So, in no particular order, here are some of the possible reasons I’ve come up with or been told of, which might explain why people support ideologies which are harmful to them. If you can think of any I’ve missed, I’d be interested to hear them. For lack of a better term, I’m using “they” to signify those who hold these ideologies.
- They truly believe.
There are probably many Americans (myself among them) who forget there is any “logical” worldview past their own, which is stringently secular. To them religion is not a rational means of understanding the workings of the world; it is a social system, or a cultural artifact. With such a mindset it’s hard to remember there are people for whom their religion is an integral and eminently rational interwoven part of their lives. I may not be able to see the signs of the hands of the deities in daily life, but they can and do.This is interesting for a number of reasons since, like any other belief system, there are both good and bad parts to it. True, secularists are usually free of damaging religious superstition and dogma… but it seems to me we’ve lost something in reducing the world to so much mechanically integrated systems. We have no reverence for the little things any more; we have intellectually castrated our instinctive empathy with the natural world. Why pause in the accumulation of money and power to consider the sexual organs of specific perennial biota? Maybe simply because roses smell good, and make us happy?

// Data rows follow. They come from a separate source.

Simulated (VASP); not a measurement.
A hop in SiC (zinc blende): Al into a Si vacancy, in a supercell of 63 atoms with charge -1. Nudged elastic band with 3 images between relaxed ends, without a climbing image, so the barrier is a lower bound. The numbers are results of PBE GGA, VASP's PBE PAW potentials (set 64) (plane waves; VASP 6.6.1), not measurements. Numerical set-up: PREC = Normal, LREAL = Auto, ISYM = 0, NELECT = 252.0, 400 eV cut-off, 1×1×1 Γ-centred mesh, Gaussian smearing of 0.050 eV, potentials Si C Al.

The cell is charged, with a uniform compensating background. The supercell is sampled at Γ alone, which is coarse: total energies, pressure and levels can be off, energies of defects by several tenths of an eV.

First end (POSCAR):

- They are apathetic and possibly angry.
From what I’ve seen, this is a potential result of rampantly belittling argumentation. I am not referring here to thoughtful and considered discussion, but rather that argument style where mean-spirited mockery and disdain are an important part of making the arguers of one side of the issue feel superior to the other(s). Any internet troll will provide an example of this style of argumentation. You can also see my unhappy review of Religulous for a more slick and expensive example of this unpleasantness. Being an argument style, it is not limited by subject; I’ve seen it used to argue for secularization of the government, for atheism as a superior thought form, against gun control as a power-producing crutch for intellectual hypocrites, against someone protesting the painful and needless death of an individual who supported legalization of marijuana, and to deride the phrase “think of the children!” as a meaningless bit of emotional propaganda designed to whip up brainless hysteria.I have seen no good results of this style of argumentation, although I’ve seen these techniques backfire dramatically. They seem to make people feel smugly self-righteous if they’re the belittling mockers, as if they’ve ‘won’ something — although I’ve no idea what they feel they’ve won, since I’ve never seen them successfully change anyone’s mind. If the participants are on the receiving end of this pointless cruelty, they seem to end up angry and feeling emotionally besieged. In such a situation, I’ve noticed they either cling ever more tenaciously and rigidly to their beliefs — which is a big loss to rationality, in my admittedly prejudiced viewpoint — or, tragically, they fall back on apathy and cynicism, losing all interest in any part of the issue in question.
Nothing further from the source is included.